The Fourth of July is one of my favorite holidays and one that I couldn’t wait to share with my kids. Nothing beats a weekend of beach, barbecue, and parades (in normal times) while basking in the sweet, warm air of summer. Of course, capping off the night with a spectacular light show is just the cherry on top.
My first summer with a baby, though, I quickly realized there would have to be some new ground rules in place to keep the kiddos safe through all of this summer fun. Having little ones around things like fireworks and grills takes a little extra precaution, but of course, it’s no less fun.
These are the house rules for us around fireworks season—and I’m happy to say that with them, the Fourth remains a family favorite holiday.
1. Leave the light shows to the pros
Growing up, we didn’t live in a state where fireworks were legal, so I never grew up setting them off. But in states where you are able to buy and set off fireworks, this rule is still a big one. When you have kids around, the unpredictability of them in addition to the risk of fireworks may not be a great combination.

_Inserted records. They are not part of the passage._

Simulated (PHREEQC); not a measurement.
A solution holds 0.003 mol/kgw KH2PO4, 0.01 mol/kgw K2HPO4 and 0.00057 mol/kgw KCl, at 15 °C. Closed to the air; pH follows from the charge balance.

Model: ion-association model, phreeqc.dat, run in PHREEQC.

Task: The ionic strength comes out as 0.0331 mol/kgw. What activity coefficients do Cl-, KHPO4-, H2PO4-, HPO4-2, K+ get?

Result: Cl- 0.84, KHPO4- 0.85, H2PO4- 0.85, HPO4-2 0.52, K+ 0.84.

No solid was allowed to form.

Public fireworks displays are plenty around the first week of July—and often times, throughout the summer. Making it a tradition to hit your favorite parks or sights to watch the fireworks displays can be a great thing—all of the fun and wow without much of the headache. Just make sure you’re wearing masks and social distancing, too.
2. Keep your distance
If you are setting off fireworks at home, or are attending a bigger show, keep a reasonable amount of space between you, your kids, and wherever the fireworks are being set off.
Young kids don’t have a great track record for impulse control, and fireworks, even with all of the best plans, can sometimes go awry. The last thing you want is a kid running towards something or a set-off firework heading the wrong way.
Many kids also have unpredictable reactions to fireworks too, and the further you are from the site of set-off, the better you can handle things like aversions to noise and smoke. If you’re planning to go to a fireworks display for the first time and you’re not sure how baby will react, being prepared with noise-protecting headphones is probably a good idea—some babies don’t mind the noise so much and others do not like it at all.
3. Sub out the sparklers
Not only are sparklers so fun, but they’re an Instagram dream, right? What’s cuter than a photo of your little tots dressed head to toe in their stars and stripes, sparklers in hand?
And while seasoned older kids are perfectly capable of holding a sparkler in a safe manner, little ones may not be. Sparklers get super hot—anywhere from 1800-3000 degrees (hot enough to melt gold or glass)—and little hands are not always ready for that.Leave the sparklers to grown-ups and older kids, and let your littles go wild with glow sticks.
If your older kids are using sparklers, make sure you direct them to hold the sparklers away from their hair, face, and clothing. And always be in within arm’s reach so you can reach in to redirect a hand if necessary (that means someone else needs to take the ‘gram).
4. Be prepared
If you are setting off fireworks or using sparklers at home, keep a fire extinguisher, bucket of water, or hose (or all three!) nearby and make sure you know how to operate it properly. When you’re finished with the fireworks or sparklers, douse the remains with a bucket of water before disposing of them to avoid a trash fire.
Point fireworks away from homes, and keep them away from brush and leaves and other flammable substances. The National Fire Protection Association estimates that local fire departments respond to more than 50,000 fires caused by fireworks each year. Don’t allow kids to pick up pieces of fireworks after an event. Some may still be ignited and can explode at any time.